Long an importer of technology, China’s railways are now rolling out to the world
In September, after two years and 14 rounds of ministerial meetings, China and Thailand finally came to an agreement on a planned high-speed railway project, the first phase of which will cost $5 billion. But for the 873-km rail line that will link the Chinese border with Laos and ports on Thailand’s coast, that is only the beginning.
“It is an ongoing and delayed process, as the construction would not be able to start as planned this year,” says Aksornsri Phanishsarn, economics professor at Bangkok’s Thammasat University, noting unresolved issues ranging from operation and technical challenges to financial aspects.
The project in Thailand is one of many of China’s efforts in recent years to export its high-speed rail to the world. In Turkey, China helped link the capital Ankara with the largest city, Istanbul. In Indonesia, the construction on the Jakarta-Bandung high-speed railway line will begin this year. This year the government also announced it will be building a high-speed railway to connect Singapore and the Malaysian capital of Kuala Lumpur.
Domestically speaking, China secured the leading position in world’s high-speed rail development in the space of a just decade. Its network, already more than 20,000 km and still growing, is longer than the rest of the world’s high-speed rail tracks combined. China’s home-grown CRH380A engine can top 380 km/h.
Now China is targeting the overseas market for both economic and political reasons. As countries map out plans for high-speed railways, there is a growing market for China’s cutting-edge technology. BCC Research projects the global high-speed rail market will grow at a five-year compound annual growth rate of 3.6%, to reach $133.4 billion in 2019.
“Lower-emission and high-speed travel resulting in shorter transportation times will drive the high-speed rail market in the future,” BCC Research analyst Aneesh Kumar wrote in the report.

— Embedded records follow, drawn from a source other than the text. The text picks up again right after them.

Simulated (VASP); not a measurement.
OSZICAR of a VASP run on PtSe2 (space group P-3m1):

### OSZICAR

Exporting high-speed rail is also a form of diplomacy, and deals usually include substantial support and preferential financing from the Chinese government. But given the costs and complications of building a high-speed railway, signing an agreement is nowhere near the time to celebrate. So far, China has had at least as many failures as successes, if not more. But once a train gets rolling, it has a lot of momentum.
Made in China
As little as ten years ago, high-speed rail was not one of China’s strengths. Lacking the basic know-how, trains were imported or built under agreements with foreign train-makers, including Siemens from Germany and Kawasaki Heavy Industries from Japan.
“We couldn’t achieve anything without them,” says Jia Limin, a professor at Beijing Jiaotong University, who now heads China’s high-speed rail innovation program. “[But] they wouldn’t share any core technology with us.”
In 2006 the Chinese government decided to indigenize. The country mobilized more than 10,000 rail experts, researchers and engineers, setting out to build a 1,310 km high-speed rail line connecting Beijing and Shanghai, with trains to average 350km/h.
Just five years and $33 billion later, the line opened. By far the most successful railway line in China, it was ridden by 130 million passengers last year, or a tenth of the entire national population. The change is palpable.
“In the past, traveling on trains could take days,” says Wu Shengtao, who works in the finance industry in Wuhan, a major city in central China. “But now, I can go to Beijing or Shanghai, almost all the major cities by high-speed rail within half a day. Air travel is now my second choice.”
A coordinated push from the central government, including investment, was a key for success.
The development of the high-speed rail network was a prominent part of the 11th Five-Year Plan, adopted in 2006. That year, China spent RMB155 billion on rail network development, a figure that ballooned to RMB800 billion by 2015 as China continued the expansion of the vast system.
“Our political and institutional advantages allow us to mobilize nationwide resources to accomplish large undertakings like this,” Jia says.
But the breakneck speed of the growth of China’s high-speed rail network came with undeniable costs. In February 2011, Railway Minister Liu Zhijun was removed from office on charges of corruption, accused of accepting millions of dollars in bribes. Months later in July, two high-speed trains collided near the city of Wenzhou south of Shanghai, killing 40 people and raising serious doubts about the quality and safety of China’s railway system.
Jia Limin lays blame for the tragedy on operational and management failings. “The accident wasn’t caused by technology issues,” he says.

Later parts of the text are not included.